What is a flash loan?

In a general sense, a flash loan is a transaction that allows anybody to borrow funds without collateral, provided that the borrowed amount is returned within the same transaction block. Flash loans are made possible by smart contracts on blockchain platforms, which allow the borrower to receive and repay the loan within the same transaction, thereby eliminating the need to supply their own collateral.

Flash loans are often used for arbitrage opportunities or other types of short-term trading strategies that require quick access to large amounts of funds. However, they carry a high level of risk to the borrower due to the short time frame in which they must be repaid and can only be utilized by skilled developers or traders..

What assets can be flash loaned?

The eBTC protocol provides the capability for flash loans on both eBTC and the stETH collateral in the system.

When a user flash borrows eBTC, the debt is minted, transferred to the user, and burned off upon repayment within the same block. The amount of debt that can be borrowed is limited to uint112.max (2^112 - 1) wei.

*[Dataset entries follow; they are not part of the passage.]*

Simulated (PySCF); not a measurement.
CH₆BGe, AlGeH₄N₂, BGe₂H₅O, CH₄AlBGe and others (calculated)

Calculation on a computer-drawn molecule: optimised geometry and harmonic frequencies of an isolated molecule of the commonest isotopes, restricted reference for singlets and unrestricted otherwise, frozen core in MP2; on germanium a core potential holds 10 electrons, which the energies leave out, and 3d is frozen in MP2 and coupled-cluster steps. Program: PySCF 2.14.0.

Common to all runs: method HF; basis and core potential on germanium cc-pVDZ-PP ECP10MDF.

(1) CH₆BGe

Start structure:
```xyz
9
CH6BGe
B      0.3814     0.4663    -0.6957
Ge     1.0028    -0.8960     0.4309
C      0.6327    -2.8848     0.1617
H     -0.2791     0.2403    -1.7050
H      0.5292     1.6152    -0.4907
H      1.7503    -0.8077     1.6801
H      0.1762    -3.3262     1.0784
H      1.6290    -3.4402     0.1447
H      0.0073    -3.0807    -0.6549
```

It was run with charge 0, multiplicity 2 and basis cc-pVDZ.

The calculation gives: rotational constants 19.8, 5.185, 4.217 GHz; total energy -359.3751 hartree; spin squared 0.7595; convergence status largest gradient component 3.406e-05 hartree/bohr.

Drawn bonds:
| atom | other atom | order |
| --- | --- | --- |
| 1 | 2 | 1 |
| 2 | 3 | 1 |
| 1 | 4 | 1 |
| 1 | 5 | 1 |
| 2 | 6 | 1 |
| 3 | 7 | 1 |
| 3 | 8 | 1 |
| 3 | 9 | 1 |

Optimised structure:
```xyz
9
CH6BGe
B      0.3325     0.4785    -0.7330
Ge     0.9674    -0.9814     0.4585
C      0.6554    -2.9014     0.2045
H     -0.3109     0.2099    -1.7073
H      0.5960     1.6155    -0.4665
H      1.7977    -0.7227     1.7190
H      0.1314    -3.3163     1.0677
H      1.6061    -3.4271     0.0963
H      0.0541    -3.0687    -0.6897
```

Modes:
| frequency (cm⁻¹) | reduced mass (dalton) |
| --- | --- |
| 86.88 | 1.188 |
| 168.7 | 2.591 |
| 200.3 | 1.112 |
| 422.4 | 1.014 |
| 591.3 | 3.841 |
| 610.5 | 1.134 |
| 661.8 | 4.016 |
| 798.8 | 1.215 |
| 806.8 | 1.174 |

Similarly, stETH can also be flash borrowed. In this case, the requested amount is taken from the collateral pool contract, transferred to the user, and then returned to the pool once the loan is repaid. The amount of collateral that can be flash borrowed is limited by the amount held in the pool.

Users who wish to take out a flash loan will be required to pay a fee of 0.03% on the borrowed amount. This fee may be subject to future adjustments through the minimized governance.